Communications watchdog Ofcom is to review powers held by regulators to help in the battle against rogue diallers.
Ofcom will assess whether the powers granted to the Independent Committee for the Supervision of Standards of Telephone Information Services (Icstis) - the industry watchdog for premium-rate telephone services - need strengthening, and whether the regulatory framework needs to be overhauled.
The review was sparked by the growing problem of rogue diallers: software that downloads itself onto people's PCs to change dial-up connections to premium-rate numbers.
In the past few months Icstis has received hundreds of complaints about rogue diallers. In some cases, consumers have been saddled with bills of up to several hundred pounds.
Icstis also wants Ofcom to review its powers to deal with companies who spam mobile phone users and trick them into calling premium-rate lines.
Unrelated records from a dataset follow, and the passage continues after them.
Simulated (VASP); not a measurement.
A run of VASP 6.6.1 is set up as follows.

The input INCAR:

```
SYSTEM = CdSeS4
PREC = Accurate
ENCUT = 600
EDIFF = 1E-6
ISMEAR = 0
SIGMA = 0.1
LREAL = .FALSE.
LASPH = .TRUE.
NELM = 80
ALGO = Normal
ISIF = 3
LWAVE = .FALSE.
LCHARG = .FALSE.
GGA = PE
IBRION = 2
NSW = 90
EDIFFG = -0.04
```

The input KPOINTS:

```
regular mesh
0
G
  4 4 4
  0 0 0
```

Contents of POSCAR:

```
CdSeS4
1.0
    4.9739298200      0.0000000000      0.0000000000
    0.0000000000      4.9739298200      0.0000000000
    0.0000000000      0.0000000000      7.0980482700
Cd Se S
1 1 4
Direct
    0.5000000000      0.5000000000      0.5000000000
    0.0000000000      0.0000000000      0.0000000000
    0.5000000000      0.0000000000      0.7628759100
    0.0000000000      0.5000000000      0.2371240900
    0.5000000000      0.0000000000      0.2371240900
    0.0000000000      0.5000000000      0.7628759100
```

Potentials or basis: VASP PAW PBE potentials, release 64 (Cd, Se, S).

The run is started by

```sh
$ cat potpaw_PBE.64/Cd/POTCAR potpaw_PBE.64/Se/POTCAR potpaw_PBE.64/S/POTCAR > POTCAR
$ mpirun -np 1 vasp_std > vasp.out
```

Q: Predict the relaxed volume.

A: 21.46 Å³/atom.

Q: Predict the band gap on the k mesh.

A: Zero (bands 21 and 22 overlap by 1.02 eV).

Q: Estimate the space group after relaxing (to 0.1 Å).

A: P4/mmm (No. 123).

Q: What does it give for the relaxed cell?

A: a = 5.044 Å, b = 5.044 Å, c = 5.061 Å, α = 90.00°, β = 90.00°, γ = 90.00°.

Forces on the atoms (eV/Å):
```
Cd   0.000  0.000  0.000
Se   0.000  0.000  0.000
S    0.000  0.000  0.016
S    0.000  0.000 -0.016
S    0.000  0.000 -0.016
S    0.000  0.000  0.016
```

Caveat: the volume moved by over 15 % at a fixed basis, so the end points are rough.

Ofcom has been in close talks with Icstis, the Department of Trade and Industry, the Telecommunications Ombudsman, and network and service providers about the growing menace.
Overlapping responsibilities between different types of regulator across the European Union and the rest of the world further complicates the problem.
Even when Icstis has been successful in shutting down rogue companies, they pop up again under new names, renting new premium-rate numbers.
"We need to know if the network operators [who rent the premium-rate numbers] are complying with the regulations. It may be that other bodies such as Ofcom - or even the information commissioner in the case of mobile spam - should take on some of these issues," said a spokesman for Icstis.
"[The review] will also investigate if there needs to be a change in the way the providers of these services are paid by the network operators. Some of these service providers get their money in three days; the review will look at the possibility of making the billing time longer, say 45 days.
"Also there is the question of network operators making sure money is held back to compensate consumers."
There has been some progress towards eradicating the problem. BT decided voluntarily in June to block traffic to premium-rate numbers believed to be associated with rogue diallers.
Icstis, which wants further co-operation from network operators, has also announced plans for new rules requiring premium-rate providers to pre-register with it before they can offer internet dial-up services.
The review will last until the end of September. Ofcom said any changes to the regulatory framework or Icstis powers that the review may suggest will then be put forward for consultation.